Toronto Film Society presented Bajecni Muzi S Klikou [Magicians of the Silver Screen] [Those Wonderful Men with a Crank] (1978) on Monday, June 27, 1983 in a double bill with Hearts of the West as part of the Season 36 Summer Series, Programme 2.
A Czechoslavak Film Production, Studio Barrandov, Prague. Director: Jiri Menzel. Assistant Director: Hana Hanusova. Screenplay: Oldrich Vlcek & Jiri Menzel, based on a story by Oldrich Vlcek. Dramaturge: Vera Kalabova, The Dr. Milos Broz Dramaturge Team. Cameraman Jaromir Sofr. Editor: Jiri Brozek. Production Design: Zbynek Hloch. Music: Jiri Sust, performed by the Film Symphony Orchestra. Music Director: Frantisek Belfin. Costomes: Theodor Pistek. Make-up: Vladimir Petrini & Alena Sedova. Sound Editor: Milan R. Novotyny. Advisers: Dr. Jaroslav Boucek, Dr. Zdenek Stable, Jiri Janda, Frantisek Sebesta. Collaborators: National Technical Museum, Prague. Subtitles: John Minchinton.
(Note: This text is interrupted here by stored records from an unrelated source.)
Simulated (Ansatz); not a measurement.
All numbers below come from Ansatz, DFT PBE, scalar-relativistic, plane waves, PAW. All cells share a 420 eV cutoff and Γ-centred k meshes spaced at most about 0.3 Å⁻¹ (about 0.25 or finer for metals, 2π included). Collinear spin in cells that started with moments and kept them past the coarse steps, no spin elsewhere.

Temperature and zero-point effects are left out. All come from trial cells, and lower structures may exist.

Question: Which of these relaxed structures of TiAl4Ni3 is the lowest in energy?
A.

Cast: Rudolf Hrusinsky (Vilem Pasparte), Vlasta Fabianova (Emilie Kolarova-Mlada), Blazena Holisova (EvZenie Slavik), Vladimir Mensik (Slapeta), Jiri Menzel (Kolenaty), Hana Buresova (Aloisie), Jaromira Milova (Josephine Pasparte), Josef Kemr (Benjamin), Oldrich Vlcek (Berousek).
Shown at Toronto’s Festival of Festivals in September, 1979 and hardly seen since, this film has many parallels with John Power’s The Picture Show Man, an Australian film shown by TFS several years ago. Indeed, at the time, we attempted to double bill them but were unable to book the Czech film. Like the Australian film, which was also a delight, the Czech picture draws its inspiration and liveliness from the period itself. Set in 1907 it is a warm, affectionate, technically perfect salute to the beginnings of filmmaking in Prague.
Director Jiri Menzel studied the period in great detail and, according to a Variety review, February 7, 1979, “meticulously reproduces it with creative wit and gags of his own. Old Prague is lensed in its art-nouveau quaintness and charm at the turn of the century; the tone of the photography is a tinted-brown, sepia-hued copy of early photographs; the historical one-reelers are “re-enacted” rather than shown as they were; and best of all, a handful of “dream sequences” springing from the impressario’s own imagination demonstrate how movie-crazed madmen functioned with an entertainment toy still depending completely on their creative inspiration.”
In the sly opening sequence, two exhibitors are shown bargaining over titles like “American Lady Wrestlers” and “Tragedy At the Bois de Boulogne,” making the point of their reliance on foreign imports for cinematic entertainment. (Sound familiar?) Director Menzel plays a young photographer in the film (Kolenaty) who dreams of making documentary films instead of the perennial comedies. A leading Czech actor Rudolf Hrusinsky plays Vilem Pasparte, a journeyman magician, womanizer, projectionist and entrepreneur who aspires to create a truly Czech cinema to replace the endless imports. Almost incidentally, he and his daughter become involved with the owlish Kolenaty, the would-be founder of the nonexistent Czech cinema.
Raising cash is always a problem but not for Pasparte, whose landlady is not only a rich widow but the present love of his life, hence his source of funding. He applies for a licence to open a permanent cinema house, then an unheard-of thing, and proceeds with voluble charm and flattery to entice a great stage actress, Emilie Kolarova-Mlada (Vlasta Fabianova) to enact one of her classical roles for Kolenaty’s camera. However, after the film is shot, the actress destroys the negative in a rush of revulsion for the vulgar cinema. Despite several vicissitudes all ends well when the actress, who has heard of the great Sarah Bernhardt’s venture into cinema (and not wanting to be outdone) proposes a project she will both finance and star in.
Magicians of the Silver Screen is a loving and affectionate valentine to the trail-blazers of the Czech film industry, with endearing performances by the entire cast.
Source material: Monthly Film Bulletin, November 1979.